I understand that introducing another format is not something to do
lightly, which is why I structured my proposal as basically "Inline PGP
with training wheels". Speccing this formally would be a matter of
clearly defining the manifest format and recommending behaviors based on
that, which does seem doable.
I find it interesting that you are more optimistic than I about webmail
handling PGP/MIME in the near future. I looked at the Mailvelope bug
tracker (https://github.com/mailvelope/mailvelope/issues/41) and there
they agreed that parsing would be doable, but actually composing and
sending would be nigh impossible without explicit API support from the
webmail provider in question. Is there enough traction in the community
at the moment to get the webmail providers to let JS upload entire
fully-formed e-mails?
(In any case, the fact that we need to go around asking for such favors is a design flaw in PGP/MIME in my opinion, but that's maybe a little besides the point.)
Thanks!
- Bjarni
Andris Reinman <and...@whiteout.io> wrote:
> Hi,
>
> I would vouch for PGP/MIME. It has been standardized long time ago and
> by now there should be a PGP/MIME capable solution for every platform,
> so supporting legacy clients makes less sense as time passes on. Air gap
> can be done with any client – just save the message as an eml file and
> open it in another machine. Today even webmail solutions are possible,
> for example Gmail exposes the raw message with the “show original” menu
> option – should be trivial for the browser plugin to load the message
> from this source. Introducing an additional format next to Inline PGP,
> PGP/MIME and S/MIME would make the field even more complicated as it is
> today and the standardization process would take ages.
>
> Best regards,
> Andris Reinman
--
I make stuff: www.mailpile.is, www.pagekite.net
Andris Reinman <and...@whiteout.io> wrote:
> Just to make clear I have no objections about your protocol design – I
> think it would work. For example Outlook has done something similar for
> decades with its winmail.dat solution, so yours would basically be
> windmail.dat.pgp. If the client can’t open it on its own, you could
> download it and open in something that can understand the format.

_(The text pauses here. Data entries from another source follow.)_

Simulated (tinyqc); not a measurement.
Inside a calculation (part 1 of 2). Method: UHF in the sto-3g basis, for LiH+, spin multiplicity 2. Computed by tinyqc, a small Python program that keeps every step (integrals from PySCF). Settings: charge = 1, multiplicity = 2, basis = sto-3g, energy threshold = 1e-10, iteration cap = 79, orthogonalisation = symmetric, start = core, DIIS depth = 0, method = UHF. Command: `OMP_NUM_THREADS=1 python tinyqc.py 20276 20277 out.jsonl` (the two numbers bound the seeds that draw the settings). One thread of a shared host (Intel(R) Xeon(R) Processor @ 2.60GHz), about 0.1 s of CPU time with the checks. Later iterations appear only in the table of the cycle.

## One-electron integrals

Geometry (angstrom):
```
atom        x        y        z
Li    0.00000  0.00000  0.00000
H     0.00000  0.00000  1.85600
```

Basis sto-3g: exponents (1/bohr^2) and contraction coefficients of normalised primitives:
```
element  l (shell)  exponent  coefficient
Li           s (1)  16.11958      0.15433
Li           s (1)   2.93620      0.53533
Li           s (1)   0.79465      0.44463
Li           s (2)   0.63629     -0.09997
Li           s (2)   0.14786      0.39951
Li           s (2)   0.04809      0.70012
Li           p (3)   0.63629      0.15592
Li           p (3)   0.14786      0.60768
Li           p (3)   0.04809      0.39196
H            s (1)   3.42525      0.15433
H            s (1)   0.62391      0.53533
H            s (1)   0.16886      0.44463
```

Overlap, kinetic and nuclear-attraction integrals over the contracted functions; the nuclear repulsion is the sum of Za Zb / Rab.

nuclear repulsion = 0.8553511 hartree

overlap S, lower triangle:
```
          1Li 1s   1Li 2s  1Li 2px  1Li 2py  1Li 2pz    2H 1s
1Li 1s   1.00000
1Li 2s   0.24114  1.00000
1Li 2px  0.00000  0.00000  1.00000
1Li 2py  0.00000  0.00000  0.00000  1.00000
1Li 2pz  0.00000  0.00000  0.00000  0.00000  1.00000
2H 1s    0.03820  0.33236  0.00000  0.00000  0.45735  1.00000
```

Ouch, if I suggested something akin to winmail.dat then I probably
SHOULD go home and work on something else!
;-)
But that was not my intention at all - my suggestion was just that each
part be encrypted separately, and an extra part (the manifest) be added
as a sort of extended signature for validating that everything got sent
correctly and as a container to carry (or simply validate) metadata we
don't want sent in the clear. Folks could ignore the manifest and their
experience would be very similar to receiving mail from an Enigmail user
today who has disabled outgoing PGP/MIME. My memories of winmail.dat
were significantly less pleasant...
Tankred wrote:
> This should not be a problem, as we agree that reading is not the
> issue for extensions. So it seems to be the sending from an
> extension that is under discussion.
Well, really, no. There are lots of extensions and clients out there
that have trouble reading that content today. Although there is hope
that that will improve over time, this problem is very really today. I
do appreciate your opinion that it's not a pressing concern though, that
is part of the feedback I was looking for when I wrote the post.
> Mailpile is a full stack IMAP/MIME/PGP client just like Whiteout.
> You can read/write PGP/MIME just like our client does without the
> constaints you mentioned for browser extensions.
Yes. The concern is how well our clients interoperate with the rest of
the ecosystem. Sending mail people can't read isn't good for either of
our projects.
As Andris said, it has taken 10 years for PGP/MIME support to mature...
and fundamentally I wonder whether it has even today. If anything, the
proportion of users using mail clients that have PGP/MIME support
available has gone down, not up. People have moved from desktops to the
web, and the webmail universe is only starting to address these problems
now.
The fact that you guys are unconcerned by this is useful information.
Either I'm ahead of the curve, or I'm just over-thinking things. :-) I
can't tell which yet, but your feedback is useful either way.
Thanks!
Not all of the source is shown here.